Tuesday, August 5, 2025

Investment Management

The stock market attracts some interesting characters. Day traders, if they still exist. Dynamic traders watching trends and news and talking of indicators, and momentum. Then there are those folks who buy stocks as part ownership of a company, buying shares in companies they'd buy outright if they could. These investors put in a lot of time and effort towards evaluating companies, their products or services, their operations, and most importantly, their management. These investors are looking for steady, long term returns on their investments and while they accept risk, they want this risk to be within acceptable limits, so they are looking for companies that reliably offer products and services customers want; that consistently grow the business, top line and bottom. 

The key to this analysis? Management.

Good management knows the market, their own offerings and their customers. They know how to optimize operations and they know how to weather economic storms. They handle economic good times and downturns with an equally steady hand. Good management drives the business to reliable returns in good times and bad. 

How do investors find companies run by quality managers?

They listen. See, companies report on their operations and with many caveats, tell investors what they see in future, in the upcoming reporting cycle. They better be right. And good management, because they know the business, and the economic climate they face, have a plan. When you read a quarterly filing or an annual report, you are reading that plan in all its glory. Investors rely on the quality and integrity of this information when choosing to buy and to sell. This is a key measure of top notch management. 

What happens if management's analysis misses the mark?

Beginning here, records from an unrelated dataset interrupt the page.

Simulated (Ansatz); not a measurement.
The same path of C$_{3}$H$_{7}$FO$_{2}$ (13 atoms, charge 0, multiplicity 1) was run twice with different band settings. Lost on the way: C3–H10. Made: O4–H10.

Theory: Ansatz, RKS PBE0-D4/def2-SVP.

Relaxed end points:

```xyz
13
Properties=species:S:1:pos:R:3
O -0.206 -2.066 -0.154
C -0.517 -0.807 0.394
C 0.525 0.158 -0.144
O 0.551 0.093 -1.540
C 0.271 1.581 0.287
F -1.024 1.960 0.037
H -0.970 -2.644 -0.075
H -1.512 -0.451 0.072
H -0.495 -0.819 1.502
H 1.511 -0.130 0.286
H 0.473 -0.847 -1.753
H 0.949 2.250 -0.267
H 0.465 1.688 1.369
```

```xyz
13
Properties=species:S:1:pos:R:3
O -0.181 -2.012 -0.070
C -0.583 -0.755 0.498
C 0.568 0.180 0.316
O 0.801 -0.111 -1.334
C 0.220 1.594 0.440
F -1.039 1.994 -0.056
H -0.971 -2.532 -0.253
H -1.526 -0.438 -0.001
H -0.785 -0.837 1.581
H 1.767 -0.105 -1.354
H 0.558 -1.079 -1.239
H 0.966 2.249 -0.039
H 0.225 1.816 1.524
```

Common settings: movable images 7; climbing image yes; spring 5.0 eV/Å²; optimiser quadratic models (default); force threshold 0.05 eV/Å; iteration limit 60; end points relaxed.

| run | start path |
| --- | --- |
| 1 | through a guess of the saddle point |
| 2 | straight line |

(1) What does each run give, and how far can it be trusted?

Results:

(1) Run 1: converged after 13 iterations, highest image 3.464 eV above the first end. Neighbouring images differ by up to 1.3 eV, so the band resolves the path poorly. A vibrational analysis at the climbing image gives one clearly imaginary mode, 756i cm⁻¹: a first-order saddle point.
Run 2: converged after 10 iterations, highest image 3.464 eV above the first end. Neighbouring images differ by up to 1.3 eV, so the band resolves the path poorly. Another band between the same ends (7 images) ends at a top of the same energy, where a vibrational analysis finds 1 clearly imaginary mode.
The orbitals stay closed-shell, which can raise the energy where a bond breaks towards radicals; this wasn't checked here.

They are punished by the investment community. As investors lose confidence in management they sell off shares and the business' market value drops. This can cost highly compensated C-Levels their job. As it should. These managers are paid to know what they're doing, which is operating this business, and when their filings and reports lack veracity it screams "I have no clue." These are not people you want handling your money. And here's a key point: it doesn't matter if they're come in high or low. A revenue windfall is just as bad as a shortfall because accuracy is competency. 

What about government?

Well, veracity does seem to be kryptonite for politicians and career bureaucrats, but many of the same principles [should] apply. So we're now confronted with an odd situation, where city "management" has uncovered a heretofore unanticipated windfall of around one and.a quarter million dollars. This is celebrated in the Blue Bag Rag, with some fairly weak explanations from the city bureaucracy, and you can expect the head cheerleader to be shaking her pom-poms at the head of the parade with a brass band playing Happy Days Are Here Again. The simple fact is, this is unacceptably bad management. This management does not have sufficient understanding of fundamental operations. Their budgets are unreliable and cannot be trusted, begging the question: what do they say that can be trusted? The obvious answer? Nothing. 

So, what can be done?

We cannot sell our stock, at least not with action under the gold dome to dissolve the charter. Operationally, mayor and council are powerless, even if we were to elect anyone who wants to remedy the situation. We could elect a group that would replace management, they can at least cut the head off the snake, and they could remove bureaucracies not relevant to founding commitments. 

Are we going to demand competence or just continue to sing along with the band?